In the distant past I was an experimental physicist and worked with some exciting hardware for interfacing detectors to data-acquisition computers like the Norsk Data Nord 10 and Nord 100 machines. Since the rise of the home PC, I have been interested in interfacing it to devices and sensors. This page shows some of the things I have done. If you want to know more, please do


USB25IO in box

In 2012 I saw the Mirrorbow USB25IO card selling at an excellent price, I could not resist buying one. This device is a small data input/output card that connects via USB to a computer. The image on the left shows it inside the small box I made to protect it. Its capabilities are configurable and are:

  • 24 Digital Input/outputs (three 8-bit ports) each individually programmed for direction
  • Up to 12 of the IOs may be configured as 10-bit ADC inputs (all 12 sampled with 1 command)
  • One 8-bit port can be turned into servo mode, providing control of up to 8 servos
  • An additional output provides programmable PWM (2.93KHz to 1MHz)
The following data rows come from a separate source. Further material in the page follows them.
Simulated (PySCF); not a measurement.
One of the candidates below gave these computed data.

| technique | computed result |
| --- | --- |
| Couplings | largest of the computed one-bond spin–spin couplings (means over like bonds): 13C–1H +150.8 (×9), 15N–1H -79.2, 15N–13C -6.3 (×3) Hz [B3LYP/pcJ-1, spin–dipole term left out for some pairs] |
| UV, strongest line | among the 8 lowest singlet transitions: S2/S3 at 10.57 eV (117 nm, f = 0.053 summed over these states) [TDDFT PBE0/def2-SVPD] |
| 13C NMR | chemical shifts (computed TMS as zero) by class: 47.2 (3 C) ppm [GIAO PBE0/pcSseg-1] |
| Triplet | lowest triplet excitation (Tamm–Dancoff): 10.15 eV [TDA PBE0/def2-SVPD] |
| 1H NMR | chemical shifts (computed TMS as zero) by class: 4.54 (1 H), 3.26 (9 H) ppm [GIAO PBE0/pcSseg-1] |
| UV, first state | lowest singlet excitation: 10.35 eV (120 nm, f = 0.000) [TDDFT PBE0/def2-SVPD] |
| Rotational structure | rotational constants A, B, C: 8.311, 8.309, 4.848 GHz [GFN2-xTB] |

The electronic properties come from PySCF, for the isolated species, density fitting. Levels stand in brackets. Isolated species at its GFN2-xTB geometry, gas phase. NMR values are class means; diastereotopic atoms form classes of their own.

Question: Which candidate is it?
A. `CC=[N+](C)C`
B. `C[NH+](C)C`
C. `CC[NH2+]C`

I was more interested in the ADCs than anything else, having worked in the past with nanosecond CAMAC ADCs made by LeCroy Corporation. The USB25IO devices are somewhat more modest, but still very interesting.

The first problem that I encountered was using the USB port to communicate with the USB25IO. Mirrorbow provided a Windows XP driver that emulates a serial port, and I started with that. However I wanted to write my applications in Java under NetBeans, and Sun have ceased support for serial ports under Windows. Fortunately there is a third-party library available called rxtx, and I was able to use that. This let me use it under both Windows and Linux.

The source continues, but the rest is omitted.